Dark blue icons of video game controllers on a light blue background
Image credit: Eurogamer

Pretty much every openworld game presentation I have ever sat through has included the bit where the developer points to something on the horizon and remarks that you can actually go there. In the old days this used to be a unique and exciting possibility, but over the years the thrill has worn off. Nowadays we just nod politely.

Today Bethesda Game Studios game director Todd Howard is leading us on a magical mystery tour of the early sections of Skyrim, the fifth Elder Scrolls game. He is commenting on how his team ripped up a lot of the previous engine to accommodate the huge variations in scale.

Howard angles the first-person camera down at a flower and explains that stuff like this needs to look good. It does. Butterflies dance around the flower's detailed leaves as they sway gently in the spring breeze.

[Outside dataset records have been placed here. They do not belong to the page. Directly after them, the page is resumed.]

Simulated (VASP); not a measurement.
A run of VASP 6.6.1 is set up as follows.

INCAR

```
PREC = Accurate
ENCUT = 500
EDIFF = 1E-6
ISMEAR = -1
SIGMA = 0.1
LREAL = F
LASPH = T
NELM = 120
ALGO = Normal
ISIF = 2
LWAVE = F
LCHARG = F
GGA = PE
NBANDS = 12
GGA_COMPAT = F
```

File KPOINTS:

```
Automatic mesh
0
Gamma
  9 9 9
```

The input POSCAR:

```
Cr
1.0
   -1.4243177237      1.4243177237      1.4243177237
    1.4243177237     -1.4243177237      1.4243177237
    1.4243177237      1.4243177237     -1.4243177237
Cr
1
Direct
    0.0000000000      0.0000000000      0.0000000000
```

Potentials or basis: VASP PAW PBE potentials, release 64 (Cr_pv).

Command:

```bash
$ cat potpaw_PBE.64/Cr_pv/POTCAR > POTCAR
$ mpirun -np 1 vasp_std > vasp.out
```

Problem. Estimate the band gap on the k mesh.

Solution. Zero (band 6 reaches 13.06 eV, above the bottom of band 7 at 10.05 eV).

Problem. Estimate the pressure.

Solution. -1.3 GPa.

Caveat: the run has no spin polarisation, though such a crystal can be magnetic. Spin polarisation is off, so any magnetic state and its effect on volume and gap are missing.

But stuff further away needs to look good too, Howard says. So he angles the camera upwards, past moss-covered boulders and away from the thick brush covering the ground, and settles on a mountain. Later we'll be told it's called The Throat of the World. One day you will go there, climb the 7000 steps to the top and meet the Grey Beards, who will teach you some more of the language of dragons.

However cynical I may have become, I can't look at this game without wanting to do just that. Skyrim makes adventuring feel exciting again.

Following a brief character-creation process, the game begins with you being led to your execution. You will get out of that somehow, although we don't find out how today. As with previous Elder Scrolls protagonists, no explanation is given for your plight. Instead you can decide what happened for yourself - if you're a good guy perhaps you'll decide you were innocent, and otherwise you can fill your imaginative boots.

Our first sight of Skyrim in action begins on a mountain path. It winds down past The Throat of the World and through a valley towards the small town of Riverwood, one of nine major locations in each of Skyrim's nine counties. (There are also five huge and iconic cities - expect more on those later in the year.)

Skyrim is a rugged place. The northern-most province in the Elder Scrolls world, it's home to the Nords, the original humans. It's also very beautiful. Throughout the demo I'm struck not just by the epic scale but the little details. Salmon leaping upstream. Cobwebs. A man positioning a chunk of wood on a chopping block, then bringing his axe down to split the wood into two distinct pieces, which he deposits in a basket.

Skyrim's first trailer.

Bethesda's games have sometimes been criticised for their awkward character models and arthritic animation, but that should be moot once Skyrim resets your expectations. Switching to third-person (you can play the game in first or third), it's immediately clear that the protagonist's movements hold their own against any other third-person adventure. All the NPCs do likewise. Argument over, hopefully.

All these evolutions are part of a larger push to make the world more convincing. This is really brought home during our experience in Riverwood, where we receive our instructions for the big mission that will be the centrepiece of Howard's presentation.

There's a big lumber mill nearby. A man is hefting large tree trunks into position to be cut down by the mill's mechanism. He puts his hands around the top-most bough on a pile, heaves it over his shoulders and drops it into a groove on the floor.

It's his job. I implicitly believe that before Howard even points out that the key to a believable environment is making sure people and creatures have roles that they perform, and that you can also perform, if you wish.

The game's original teaser.

If you hang around you can watch the guy put the log through the mechanism. You can also sabotage the mill, which takes wood out of the local economy and makes arrows harder to come by. Howard says Bethesda is playing around with variables for this kind of behaviour.

A good benchmark for the quality of a game is how much you wish you were working on it when you sit through a preview presentation. Right about now, I wish I was in a room talking to designers about the ramifications of disrupting lumber production.

Another design challenge which must have been fun to solve is the interface. Forget the spreadsheets and clutter of the past, now you just hit the B button (we're on Xbox 360 today) to choose from Inventory, Magic, Map and Skills on a translucent overlay covering your in-game view.